Day 69: the crossing of the Cascades

I’ve decided to skip Crater Lake Nat’l Park.  It’s too high up and people tell me the roads are still closed due to snow.  I’ll cycle around it and cross the Cascades at Cascade Pass.  Though it’s the highest mountain pass in Oregon, it’s actually not that high, just 5,925 ft.  An amazing thing about the ride up is that the highway, OR-138, is absolutely straight all the way to the top! It’s the only straight-line road to the top of a mountain range that I’ve ever seen; not a single turn, let alone a switchback.

I pass several brilliantly beautiful peaks in the Cascade Volcanic Belt.  Among them are Mt. McLoughlin, Mt. Scott, and Mt. Thielsen (also known as Big Cowhorn), which sticks into the sky like a crooked accusing finger.
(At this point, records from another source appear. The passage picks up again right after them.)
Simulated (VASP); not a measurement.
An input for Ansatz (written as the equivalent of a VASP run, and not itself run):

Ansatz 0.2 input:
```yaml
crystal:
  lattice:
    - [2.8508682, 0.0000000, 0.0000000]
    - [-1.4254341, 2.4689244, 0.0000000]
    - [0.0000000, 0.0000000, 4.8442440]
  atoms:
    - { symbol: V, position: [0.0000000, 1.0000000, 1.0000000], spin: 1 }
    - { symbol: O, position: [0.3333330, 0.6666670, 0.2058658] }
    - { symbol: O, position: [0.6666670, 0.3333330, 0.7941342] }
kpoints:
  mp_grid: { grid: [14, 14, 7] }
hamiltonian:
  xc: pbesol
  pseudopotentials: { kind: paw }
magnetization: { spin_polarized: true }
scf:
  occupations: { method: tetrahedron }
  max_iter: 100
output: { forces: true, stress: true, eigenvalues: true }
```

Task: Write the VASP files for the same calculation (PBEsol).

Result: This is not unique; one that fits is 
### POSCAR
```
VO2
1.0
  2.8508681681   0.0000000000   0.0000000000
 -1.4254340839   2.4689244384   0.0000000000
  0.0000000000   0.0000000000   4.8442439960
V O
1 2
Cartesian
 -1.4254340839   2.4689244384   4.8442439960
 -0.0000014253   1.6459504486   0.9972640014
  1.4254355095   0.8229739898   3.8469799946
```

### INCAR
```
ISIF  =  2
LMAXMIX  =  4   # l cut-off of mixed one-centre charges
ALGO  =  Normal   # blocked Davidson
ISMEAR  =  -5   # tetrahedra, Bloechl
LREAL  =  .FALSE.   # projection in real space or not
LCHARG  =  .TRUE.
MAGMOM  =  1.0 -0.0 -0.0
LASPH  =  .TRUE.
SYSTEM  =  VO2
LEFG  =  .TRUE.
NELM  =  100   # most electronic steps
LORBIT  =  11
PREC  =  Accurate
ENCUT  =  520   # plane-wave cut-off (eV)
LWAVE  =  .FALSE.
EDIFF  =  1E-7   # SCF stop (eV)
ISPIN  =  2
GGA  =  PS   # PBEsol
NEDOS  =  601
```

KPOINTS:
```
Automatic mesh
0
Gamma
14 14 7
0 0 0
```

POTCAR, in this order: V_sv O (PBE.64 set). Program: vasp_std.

The day begins clear but heavy dark clouds arrive and cover the sky.  I successfully negotiate the 5-mile-long dangerous stretch of Hwy. 97 just north of Klamath Falls where the road is squeezed on the left by Klamath Lake and a railroad track and on the right by a steep cliff.  The area is prone to rockfall, so half the shoulder is taken by a concrete rockfall barrier, making the rest of the shoulder very narrow.  Needless to say, traffic is heavy as this is the only northbound route out of the city.

I play hide and seek with the rain most of the day as I finally enter the land of endless taiga.  After lunch, the left-hand turn onto the scenic and empty Hwy. 138.  It skirts the northern boundary of Crater Lake National Park and will take me across the Cascades.  Though I can now fully protect myself with waterproof clothes, I hope to not have to, because riding in them, especially uphill, is uncomfortably hot.  Magnificent pine forests cover the eastern slopes of the Cascades.  Interestingly, as soon as I get to the other side an start my descent down the western slope, the forest changes from pines to spruces and firs.  It must be due to the moisture that comes from the Pacific and is caught by the Cascades.

The weather finally catches up to me just after the pass.  I put on all my waterproof stuff and ride comfortably the rest of the way down to the beautiful Diamond Lake, where I’m going to camp tonight.  This reminds me of the time back in 2007 when Masha and I crossed the High Sierra (at Carson Pass) and camped at another mountain lake, Silver Lake.

It’s snowing.  I pitch  my tent in a cozy nook under the wide branches of a big spruce and occupy myself all night by trying to build the most aesthetically beautiful fire.  I’m an artist of fire and I’m pleased with the result.

The Cascades have been kind to me and I feel at home here.